Great Neck Gas Station Trouble


GasStation_122614AThe troubles began three years ago and continue for Great Neck Plaza Getty gas station owner Fernando Cerff as he struggles to keep his business going after 35 years at the intersection where Cutter Mill Road meets Bayview Avenue.

The Getty Oil Corporation, in filing for bankruptcy in 2011, caused his leasing arrangement to be switched to a company in Connecticut, Alliance Energy, and he now finds his monthly payments to be escalating out of control.

Also complicating things for Cerff, who came to the United States from Peru in 1970 and lives with wife Mariza in the Plaza, is his claim that Getty owes him over $60,000 in down payment, interest and commission fees and that no one seems to know where that money is.

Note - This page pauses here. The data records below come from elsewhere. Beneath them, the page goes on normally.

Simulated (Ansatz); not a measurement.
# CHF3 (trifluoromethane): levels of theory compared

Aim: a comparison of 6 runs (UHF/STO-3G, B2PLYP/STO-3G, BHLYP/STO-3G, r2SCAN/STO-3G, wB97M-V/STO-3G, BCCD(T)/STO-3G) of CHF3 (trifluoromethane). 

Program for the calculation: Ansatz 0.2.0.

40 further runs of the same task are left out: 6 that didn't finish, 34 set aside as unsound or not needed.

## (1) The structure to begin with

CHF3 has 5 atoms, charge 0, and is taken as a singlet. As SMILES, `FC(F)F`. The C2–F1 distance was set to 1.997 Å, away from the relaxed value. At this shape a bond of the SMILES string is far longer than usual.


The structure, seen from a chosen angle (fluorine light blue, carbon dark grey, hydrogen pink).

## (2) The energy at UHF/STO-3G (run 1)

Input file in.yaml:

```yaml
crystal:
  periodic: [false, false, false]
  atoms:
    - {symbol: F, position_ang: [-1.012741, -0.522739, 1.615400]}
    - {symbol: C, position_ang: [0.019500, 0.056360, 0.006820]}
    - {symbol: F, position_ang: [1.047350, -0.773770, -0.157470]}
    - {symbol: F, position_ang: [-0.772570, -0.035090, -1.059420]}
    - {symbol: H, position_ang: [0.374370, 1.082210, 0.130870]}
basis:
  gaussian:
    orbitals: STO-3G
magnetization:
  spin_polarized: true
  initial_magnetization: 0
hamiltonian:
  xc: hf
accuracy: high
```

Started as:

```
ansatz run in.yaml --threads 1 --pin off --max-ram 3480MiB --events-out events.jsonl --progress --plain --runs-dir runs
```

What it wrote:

A new problem surfaced last week on a far more personal level for Cerff who has two daughters (Maria and Georgina) and a son, Fernando, Jr., The Cerffs also have three grand­children (Carlo, Juliana and Gabriela).

Cerff’s replica of the Statue of Liberty, which he proudly displayed on the top of his station until it was stolen in the 1990’s, returned, remounted, torn apart by vandals, rebuilt and loaned to the North Shore Hebrew Academy in Kings Point, is gone again.

No one seems to know where it is or whether it even still exists.

Much of Cerf’s anger over the situation his business is in is directed at Alliance Energy, who were not available to speak

Rents are the issue, Cerf said.

Cerff admits that many of his fellow station owners are also hurting financially. He’s part of a class action suit to recover his money from Getty.

I cannot move. Where would I go? All my customers are here. I love Great Neck. It’s a beautiful town.”

When a photographer went to the North Shore Academy last week to take a picture of Cerff’s statue, which he had loaned to the school at the request of a former school employee after 9/11 so that the children could appreciate it, no one at the Academy could say for sure what had become of it.

Asked why he first decided to display the statue on his roof, Cerff answered. “I had a kind of guilty conscience. I came to this country and I had a lot of good things happen to me and I never went into the army. I tried to join, but I was an illegal alien at the time. So I wanted to do something nice, you know?”

“I bought the statue in rough form and I painted it and added lights,” he said of the almost seven foot Fiberglas structure. Cerff  added that the statue was eventually stolen and the story was eventually written up in a newspaper and everybody was looking for it.

Eventually the statue was just dumped near-by and when Cerff got it back it had been broken into four pieces. Cerff repaired it, added a wood and Styrofoam base to the make the statue almost 10 feet high, and put it back on the roof. Police were never involved, just a neighborhood searh by friends and neighbors.

“Everyday when I came to work the first thing I did was check to see if it was still there, ” he recalled. “One day (after about two years) I lifted my head to look and the statue was not there. I went up to the roof and it was in 40 pieces. Everything was broken.”